The category blind spot in Kournikova’s Adidas contract.
In 2000, Anna Kournikova was the most recognised athlete in the world and the highest-paid female athlete on the planet. Adidas had her on a full apparel deal.
So when a sports bra company called Shock Absorber approached her agents at Octagon about a campaign, Octagon almost didn’t take the meeting.
The hack this week comes from my friend Clifford Bloxham at Octagon. Clifford has been responsible for some of the best sports marketing and management deals over his time, and has helped me with several sections of the Sports Business Accelerator.
Shock Absorber were eventually given about thirty minutes over lunch at the end of a shoot day with another brand, because Octagon didn’t think the budget was there, and didn’t expect the conversation to go anywhere.
Shock Absorber pitched their idea, Anna as the face of a sports bra campaign. It was initially dismissed because of the Adidas deal until one sharp observer noted that the Adidas contract didn’t preclude a third-party sports bra deal.
It wasn’t that Adidas had been careless, rather that sports bras weren’t considered a sportswear category in 2000. Nobody had thought to lock the category because commercially, the category barely existed yet. The same was true of base layers before Under Armour built an empire out of them.
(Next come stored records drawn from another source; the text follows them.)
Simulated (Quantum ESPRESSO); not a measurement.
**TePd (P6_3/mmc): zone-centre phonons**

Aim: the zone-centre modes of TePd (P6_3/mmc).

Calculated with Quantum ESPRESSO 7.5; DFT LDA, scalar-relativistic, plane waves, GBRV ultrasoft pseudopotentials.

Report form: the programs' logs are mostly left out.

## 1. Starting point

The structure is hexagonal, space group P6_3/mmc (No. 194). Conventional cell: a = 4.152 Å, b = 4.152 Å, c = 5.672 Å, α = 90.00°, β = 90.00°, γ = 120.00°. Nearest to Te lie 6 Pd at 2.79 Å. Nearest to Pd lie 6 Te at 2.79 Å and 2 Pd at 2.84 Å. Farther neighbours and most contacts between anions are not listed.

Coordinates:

Shock Absorber’s marketing director came back with an offer that put her entire career on the line. She was trying to get her company to spend more on Anna than they had ever spent on anything.
And it worked spectacularly.
Shock Absorber more than doubled their global sales in year one. They broke into the US market where they had never previously sold a single unit, and America became their biggest territory. And the campaign itself, only the ball should bounce, is still remembered over twenty years later.
THERE ARE 4 LESSONS INSIDE THIS STORY:
1. Category exclusivity is always moving
2 weeks ago we looked at category creep from the brand’s side, how boot deals have quietly expanded to cover swimwear, underwear and sleepwear. This is the same concept but from the opposite side of the table. A new category emerges, the dominant brand hasn’t locked it yet, and a challenger walks in and builds an entire business around it.
Shock Absorber did it with sports bras. Under Armour did it with base layers. After the Kournikova deal ended, Adidas and Nike closed this loop hole for good.
The categories keep emerging. Recovery tech, Wearables, Sleep, AI, etc. Your job, whether you represent the athlete or the brand, is to know which categories aren’t locked in and scrutinise the contract.
2. Take the meeting
Octagon nearly cancelled twice. The only reason the meeting happened at all was that Shock Absorber kept pushing.
Five people ended up on the right side of that half-hour lunch. Shock Absorber more than doubled their sales and broke the US. Kournikova got royalty upside on every unit sold. Octagon banked a defining year. The Shock Absorber marketing director who put her whole career on the line walked away vindicated.
Five winners from a meeting nobody wanted to take.
3. When you have the leverage, take the upside.
The royalty on every sale is what turned Anna’s deal from a standard endorsement into a serious commercial outcome. She could only demand that because she had the dominant negotiating position. Shock Absorber needed her far more than she needed them.
It’s not dissimilar to Michael Jordan’s original Nike deal in 1984. Nike wanted him so badly that his agent was able to secure a royalty on every pair of Air Jordans sold. That one clause has since generated billions for Jordan and built one of the largest licensing businesses in the history of sport.
When your athlete is the one the brand needs, don’t settle for the fee. Take a share of the upside. Royalties, equity, option structures, the vehicle depends on the brand. The fee is just the floor.
4. Activation is as important as the Rights.
Only the ball should bounce is probably why most people still remember that Kournikova campaign. That advert gave the brand visibility that travelled far beyond the point of sale.
Most endorsement deals fail when brands spend the entire budget acquiring the rights, then have nothing left to bring the partnership to life. The athlete’s face ends up on a poster, a half-built campaign runs for six weeks, and the deal fades away.
The lesson from the brand side is to always reserve a substantial portion of the budget for activation. A smaller rights deal with a proper activation budget will consistently beat a larger rights deal with nothing left over to tell the story.
CLIFFORD'S LESSON FROM THE KOURNIKOVA DEAL:
If someone wants to spend money with one of your athletes, just take the meeting, even if you think it might not be going anywhere.